Te Papa is the 800-lb gorilla of museums in New Zealand. Its reputation is so good that people from other communities recommend seeing it. Te Papa is the national museum after all. The Wellington Museum’s ad seems to take advantage of that fact with a “Getting mistaken for Te Papa since 1999” slogan. While this might smack of the “we try harder” advertisements of a second place rental car company, it may also speak to the excellence with which the Wellington Museum’s storytelling style brings out the curiosity and focused joy of children visiting a place they remember.
The first floor contains the stories of Wellington – at least 100 of them, anyway. These stories are related to each other through their creativity, innovation and how they affected those in the city. There are several items relating to music and theater. The zoo is featured, and there is some mention of politics and strikes relating to their generative power and how they changed the working landscape.
The second floor is for the sailors and has an entire section dedicated the shipwrecks in the straits. The third floor represents the prehistory of the area and has a magical storytelling theater where projection and stage work together to bring Maori legends to life. The attic has a working time machine and uses different installations to tell the stories of the past through modern art. It even had a section about a film Jemaine Clement and Taika Waititi were in (What We Do in the Shadows [affiliate link]). Perhaps, most important of all, the Wellington Museum has different leaflets to help people explore the collection in different ways, which gets more life out of its exhibits while breathing more life into them.

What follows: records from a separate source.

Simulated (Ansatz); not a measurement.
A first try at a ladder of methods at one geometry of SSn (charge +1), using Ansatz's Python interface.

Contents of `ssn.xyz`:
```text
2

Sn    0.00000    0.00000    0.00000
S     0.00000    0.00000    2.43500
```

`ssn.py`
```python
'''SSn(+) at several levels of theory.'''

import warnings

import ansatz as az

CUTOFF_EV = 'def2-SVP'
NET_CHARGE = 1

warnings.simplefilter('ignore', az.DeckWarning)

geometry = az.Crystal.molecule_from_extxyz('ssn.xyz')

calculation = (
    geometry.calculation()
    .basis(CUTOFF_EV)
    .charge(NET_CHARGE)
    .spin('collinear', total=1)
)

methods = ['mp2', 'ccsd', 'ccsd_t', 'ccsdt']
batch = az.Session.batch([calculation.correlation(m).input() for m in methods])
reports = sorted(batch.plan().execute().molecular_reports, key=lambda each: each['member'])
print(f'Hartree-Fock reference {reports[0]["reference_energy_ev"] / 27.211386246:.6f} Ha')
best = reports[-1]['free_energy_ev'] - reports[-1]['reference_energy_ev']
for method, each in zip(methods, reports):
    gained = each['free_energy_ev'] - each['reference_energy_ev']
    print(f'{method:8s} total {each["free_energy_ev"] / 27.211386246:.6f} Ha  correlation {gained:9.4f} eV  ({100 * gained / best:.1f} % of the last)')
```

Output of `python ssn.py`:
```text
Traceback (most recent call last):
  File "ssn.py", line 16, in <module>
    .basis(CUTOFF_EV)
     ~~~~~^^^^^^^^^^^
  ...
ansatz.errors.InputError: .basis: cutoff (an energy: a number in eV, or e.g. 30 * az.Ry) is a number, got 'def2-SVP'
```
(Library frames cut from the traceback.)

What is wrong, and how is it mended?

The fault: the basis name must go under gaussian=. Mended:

While Te Papa is blessed and cursed with the gift of size, the Wellington Museum is large enough without being too large. It gives its subject matter the scope that it needs to make it interesting without being overwhelming or too grandiose. Te Papa has empty floors to walk through where the space is open to the roof. Wellington Museum not as much. Te Papa has exhibits that are loosely related to each other – “The Natural World” includes animals, Maori ideas of the universe, how to protect yourself in an earthquake, and geologic specimens. Wellington Museum has to use its space to tell a cohesive story that doesn’t branch out into different areas too far, and it does so in glorious fashion.